Is David Miliband set for a shadow cabinet return in 2014?

The former foreign secretary "is beginning to give serious thought" to a comeback.

When David Miliband was last asked whether he could join the Labour shadow cabinet before the next election, he replied: "You never know". Today's Times (£) suggests that the former foreign secretary, who guest-edited the NS last year, "is beginning to give serious thought to a return to the front line." The paper reports that "an emerging scenario would see him return to the Labour front bench next spring."

The return of the elder Miliband was originally seen as a means of shoring up support for Ed among the party's Blairites, but Miliband's recent political successes (the Budget, his "one nation" conference speech, the Corby by-election) mean this is no longer a factor. He would now be able to bring his brother back from a position of strength. The return of the former foreign secretary would add heft to a shadow cabinet that is short of big hitters. Since retiring to the backbenches, Miliband's interventions - on the economy, on the NHS, on multiculturalism and on the crisis of the European centre-left - have been among the most impressive from any Labour MP.

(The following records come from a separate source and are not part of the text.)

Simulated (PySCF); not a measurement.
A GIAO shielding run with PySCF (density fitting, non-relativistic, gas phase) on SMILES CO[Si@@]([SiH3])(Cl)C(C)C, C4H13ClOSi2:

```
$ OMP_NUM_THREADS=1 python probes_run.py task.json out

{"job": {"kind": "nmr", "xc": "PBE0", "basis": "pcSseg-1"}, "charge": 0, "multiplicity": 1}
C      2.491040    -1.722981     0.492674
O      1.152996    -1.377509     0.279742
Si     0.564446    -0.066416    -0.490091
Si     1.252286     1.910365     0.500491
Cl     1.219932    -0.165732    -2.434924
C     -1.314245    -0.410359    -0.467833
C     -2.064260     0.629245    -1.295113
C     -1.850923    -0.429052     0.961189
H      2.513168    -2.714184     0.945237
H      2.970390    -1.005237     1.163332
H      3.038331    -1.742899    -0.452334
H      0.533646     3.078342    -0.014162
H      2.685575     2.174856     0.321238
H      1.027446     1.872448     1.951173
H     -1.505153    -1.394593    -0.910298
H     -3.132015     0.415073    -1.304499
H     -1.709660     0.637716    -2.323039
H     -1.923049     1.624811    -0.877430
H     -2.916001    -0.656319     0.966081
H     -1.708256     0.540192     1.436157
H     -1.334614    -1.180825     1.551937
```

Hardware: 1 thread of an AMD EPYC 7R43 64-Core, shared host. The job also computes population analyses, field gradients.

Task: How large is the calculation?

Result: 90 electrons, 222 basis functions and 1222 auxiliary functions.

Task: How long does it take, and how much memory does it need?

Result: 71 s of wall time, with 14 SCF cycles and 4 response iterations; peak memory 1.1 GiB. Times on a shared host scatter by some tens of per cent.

The question remains "what job would he do?" After Ed Balls revealed that Ed Miliband had refused to guarantee his position, the Times reminds us that the Labour leader has twice sounded out his brother about becoming shadow chancellor, once before appointing Alan Johnson and once before appointing Balls. However, it is hard to see Miliband moving Balls, whose stock remains high, before the next election. Having served as foreign secretary for three years, Miliband will have no desire to shadow William Hague (a brief Douglas Alexander has performed admirably in). More likely is his return in some election campaign role.

While the Tories now rightly recognise that they underestimated Ed Miliband, the return of David, whom many admire, would further unsettle them. For this reason, it is a weapon that Labour may well deploy in 2014.

David Miliband is considering a return to the Labour frontbench next spring. Photograph: Getty Images.

George Eaton is political editor of the New Statesman.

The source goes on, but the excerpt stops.